When To Build Or Depend On An API Service Provider
I am at that all too familiar place with a project where I am having to decide whether I want to build what I need, or depend on an API service provider. As an engineer it is always easy to think you can just build what you need, but the more experience you have, you begin to realize this isn’t always the smartest move. I’m at that point with API monitoring. I have a growing number of endpoints that I need to make sure are alive and active, but I also see an endless road map of detailed requests when it comes to granularity of what “alive and active” actually means.
At first I was just going to use my default cron job service to hit the base url and API paths defined in my OpenAPI for each project, checking for the expected HTTP status code. Then I thought I better start checking for a valid schema. Then I thought I better start checking for valid data. My API project is an open source solution, and I thought about each of my clients and implementations as me for testing and monitoring for their needs. Then I thought, no way!! I’m just going to use Runscope, and build in documentation and processes that each of my clients and implementations can also use Runscope to dial in monitoring and testing of their API on their own terms.
Since all of my API projects is OpenAPI driven, and Runscope is an OpenAPI driven API service provider (as ALL should be), I can use this as the seed for setting up testing and monitoring. Not all of my API implementations will be using 100% of the microservices I’m defining, or 100% of the API paths available fo each of the microservices I’m defining. Each microservice has it’s core set of paths that deliver the service, but then I’m also bundling in database, server, DNS, logging and other microservice operational level APIs that not all my implementations will care about monitoring (sadly). So it is important for my clients and implementations to be easily select with APIs they care about monitoring, which OpenAPI will help do the heavy lifting. When it comes to exactly what API monitoring and testing means to them, I’ll rely on Runscope to do the heavy lifting.

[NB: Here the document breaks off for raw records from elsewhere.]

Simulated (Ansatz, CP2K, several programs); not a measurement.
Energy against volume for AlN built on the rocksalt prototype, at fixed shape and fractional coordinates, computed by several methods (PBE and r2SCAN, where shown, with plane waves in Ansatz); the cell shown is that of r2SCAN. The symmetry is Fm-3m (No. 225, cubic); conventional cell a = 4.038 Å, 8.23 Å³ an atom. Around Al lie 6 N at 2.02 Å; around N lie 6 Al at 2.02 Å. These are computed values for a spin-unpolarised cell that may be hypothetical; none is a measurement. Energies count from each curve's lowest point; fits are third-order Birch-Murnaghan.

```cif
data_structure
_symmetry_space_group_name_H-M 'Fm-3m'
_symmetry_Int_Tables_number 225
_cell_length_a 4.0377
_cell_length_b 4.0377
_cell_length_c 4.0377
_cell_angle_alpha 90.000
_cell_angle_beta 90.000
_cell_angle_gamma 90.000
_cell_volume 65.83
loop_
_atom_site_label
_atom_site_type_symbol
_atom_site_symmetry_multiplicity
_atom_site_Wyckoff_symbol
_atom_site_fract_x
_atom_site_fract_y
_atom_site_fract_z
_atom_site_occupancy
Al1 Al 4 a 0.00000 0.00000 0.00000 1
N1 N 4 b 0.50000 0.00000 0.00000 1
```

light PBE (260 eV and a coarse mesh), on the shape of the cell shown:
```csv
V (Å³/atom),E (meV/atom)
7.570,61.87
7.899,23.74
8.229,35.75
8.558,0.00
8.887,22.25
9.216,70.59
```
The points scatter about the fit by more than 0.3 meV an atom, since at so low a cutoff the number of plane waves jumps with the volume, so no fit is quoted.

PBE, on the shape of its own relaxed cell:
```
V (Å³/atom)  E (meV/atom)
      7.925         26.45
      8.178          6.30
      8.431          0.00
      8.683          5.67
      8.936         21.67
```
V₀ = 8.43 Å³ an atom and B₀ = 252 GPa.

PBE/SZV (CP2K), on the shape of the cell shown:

If Runscope didn’t have the ability to import an OpenAPI to plant the seeds for API testing and monitoring I might have opted to just build out a basic solution myself. The manual process of setting up my API monitoring and testing for each client would quickly become more work than just building a solution–even if it was nowhere near as good as Runscope. However, we are increasingly living in an OpenAPI driven API lifecycle where service providers of all shapes and sizes allow for the importing and exporting of common API definition formats like OpenAPI. Helping API providers and architects like myself stick to what we do best, and not reinvent the wheel for each stop along the API lifecycle.
Disclosure: Runscope is an API Evangelist partner.